Models on the effects of the reconciliation bill found that it would reduce emissions by 40 percent by the end of the decade, but a report released by the Progressive Policy Institute on Wednesday said that “these benefits will only accrue fully if sweeping new permitting reforms are enacted quickly” to ensure that transmission lines and other infrastructure can be constructed.
“We know we need to expand and upgrade the nation’s electrical grid to fully realize the renewable energy growth expected under the Inflation Reduction Act,” American Council on Renewable Energy CEO Gregory Wetstone said in a statement. “Yet, it remains very difficult to get new transmission lines sited, permitted and built in this country, with successful efforts rare and typically taking more than a decade.”
The Biden administration has also endorsed the overhaul. White House Press Secretary Karine Jean-Pierre said on Sept. 8 that “the point of this legislation is to help ensure a long-term clean energy supply for this country.”
In Congress, Manchin faces strong opposition from members of his own party. House Natural Resources Chairman Raúl M. Grijalva led a letter earlier this month that was signed by 77 House Democrats who oppose including the permitting overhaul in a continuing resolution or any other must-pass end-of-year legislation. The letter said that doing so would force members “to choose between protecting [environmental justice] communities from further pollution or funding the government.”
Sens. Bernie Sanders, I-Vt., and Edward J. Markey, D-Mass., have also opposed inserting the bill into a continuing resolution. Sen. Jeff Merkley, D-Ore., has circulated a letter among his colleagues urging Schumer to hold a separate vote on the permitting legislation.
Sen. Tim Kaine, D-Va., said he was not included in discussions surrounding the provision on the Mountain Valley Pipeline despite its path through his state, adding that he could not support this provision and encouraged his colleagues to do the same.

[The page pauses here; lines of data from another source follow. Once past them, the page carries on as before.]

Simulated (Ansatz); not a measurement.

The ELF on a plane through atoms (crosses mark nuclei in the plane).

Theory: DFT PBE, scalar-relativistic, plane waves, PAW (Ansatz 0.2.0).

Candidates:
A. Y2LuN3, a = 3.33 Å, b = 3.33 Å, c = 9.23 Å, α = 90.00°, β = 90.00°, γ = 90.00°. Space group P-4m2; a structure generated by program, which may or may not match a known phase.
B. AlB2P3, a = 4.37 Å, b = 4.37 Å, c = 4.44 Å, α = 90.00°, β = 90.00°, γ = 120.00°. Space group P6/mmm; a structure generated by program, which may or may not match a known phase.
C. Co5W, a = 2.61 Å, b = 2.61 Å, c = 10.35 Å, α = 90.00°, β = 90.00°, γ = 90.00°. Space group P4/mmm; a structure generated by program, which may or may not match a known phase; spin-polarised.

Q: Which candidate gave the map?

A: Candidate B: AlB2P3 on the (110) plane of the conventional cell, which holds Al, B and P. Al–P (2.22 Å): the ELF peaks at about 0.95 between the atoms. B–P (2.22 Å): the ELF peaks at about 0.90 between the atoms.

Despite repeated calls for permitting reform, Senate Republicans have also expressed their opposition to the legislative maneuvering that allows the reconciliation bill to pass. Sen. Shelley Moore Capito, R-W.Va., introduced her own permitting overhaul bill on Sept. 12 that would codify many of the changes the Trump administration made to the NEPA permitting process. The Biden administration finalized the reversal of those changes in April. The bill is co-sponsored by 46 of her Republican colleagues.